12-Core ARM Cluster Benchmarked Against Intel Atom, Ivy Bridge, AMD Fusion
Last week I shared my plans to build a low-cost, 12-core, 30-watt ARMv7 cluster running Ubuntu Linux. The ARM cluster that is built around the PandaBoard ES development boards is now online and producing results... Quite surprising results actually for a low-power Cortex-A9 compute cluster. Results include performance-per-Watt comparisons to Intel Atom and Ivy Bridge processors along with AMD's Fusion APU.
As talked about in last week's preview, six PandaBoard ES development boards were used to form this cluster. A single PandaBoard ES is already quite decent in terms of ARMv7 performance when running Ubuntu 12.04 thanks to improvements made in supporting the board's ARM SoC, Ubuntu switching to hardfp packages by default, and other Linux optimizations coming out of upstream and the Linaro camp. The PandaBoard ES uses the OMAP4460 SoC (this is an upgrade over the original PandaBoard bearing an OMAP4430 with 1.0GHz Cortex-A9 MPCore) from Texas Instruments that provides a 1.2GHz dual-core ARM Cortex-A9 processor. (The OMAP4460 also has PowerVR graphics, but that is not important for these cluster purposes.) On the PandaBoard ES there is 1GB of system memory, 10/100 Ethernet, two USB 2.0 ports, HDMI output, and an SD/SDHC slot for storage.
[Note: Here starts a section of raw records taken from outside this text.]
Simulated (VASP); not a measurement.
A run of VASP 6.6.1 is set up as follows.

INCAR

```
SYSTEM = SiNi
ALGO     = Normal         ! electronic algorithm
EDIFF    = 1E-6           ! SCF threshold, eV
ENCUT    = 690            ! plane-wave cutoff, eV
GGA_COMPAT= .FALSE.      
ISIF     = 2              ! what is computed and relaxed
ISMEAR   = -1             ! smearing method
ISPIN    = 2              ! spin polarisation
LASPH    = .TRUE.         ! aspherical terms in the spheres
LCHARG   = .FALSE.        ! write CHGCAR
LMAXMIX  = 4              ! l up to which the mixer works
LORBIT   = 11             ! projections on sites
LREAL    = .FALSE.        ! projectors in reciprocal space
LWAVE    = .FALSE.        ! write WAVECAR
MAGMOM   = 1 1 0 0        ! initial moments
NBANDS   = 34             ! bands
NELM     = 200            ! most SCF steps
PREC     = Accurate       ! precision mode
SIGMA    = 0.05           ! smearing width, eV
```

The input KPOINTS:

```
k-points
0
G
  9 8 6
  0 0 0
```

This Phoronix twelve ARM core cluster, which is dubbed "Effimaß", is uniquely constructed out of a dish drying rack. As far as the reasoning for this, "One of the unusual things I'm trying for this build is to assemble it all within a wooden dish drying rack. This isn't the first time that ARM development boards have been used in a cluster, with Ubuntu/Linaro and others using PandaBoard clusters for their build farm, etc. The other approaches to efficiently managing all of the boards with minimal space has been stacking them with spacers between the PCBs, etc...The issues I see with that though is it makes the boards not swappable at all without dismantling the entire stack, time consuming to setup, and requires special parts...These racks can be found for a few dollars on the Internet, can be used almost "out of the box", would allow for multiple different development boards / PCB sizes / mounting hole differences, very easy to swap out boards, could be fabricated from scratch quite easily, and allow for fairly high density clusters in compact space. The shape should also allow for managing cables and placing of AC power supplies (underneath) fairly easy. The size of this dish drying rack though for a current six-board cluster is a bit large, but this concept may end up working quite well for others."
Each PandaBoard ES had a 16GB SDHC Class-10 card for storage and the head node was using NFS to share a home directory to the other nodes. MPICH2 was being used for the MPI cluster configuration atop Ubuntu 12.04. Ubuntu 12.10 offers some remarkable ARM performance gains on the OMAP4 hardware due to the newer Linux kernel (version 3.4 at present, compared to Linux 3.2 on Ubuntu 12.04) and the major compiler upgrade (GCC 4.7 vs. GCC 4.6), but due to some early configuration problems with the post-alpha-one snapshot, the installations were reverted to Ubuntu 12.04 LTS. Ubuntu 12.10 will be loaded up on this compute cluster in the coming weeks and should result in double-digit gains.
The PandaBoards can be powered off USB, but I ended up using AC adapters for each of the PandaBoards in order to be able to better monitor the overall power draw in different configurations using a WattsUp USB-based AC power meter that then interfaces with the Phoronix Test Suite for automated power monitoring while benchmarking.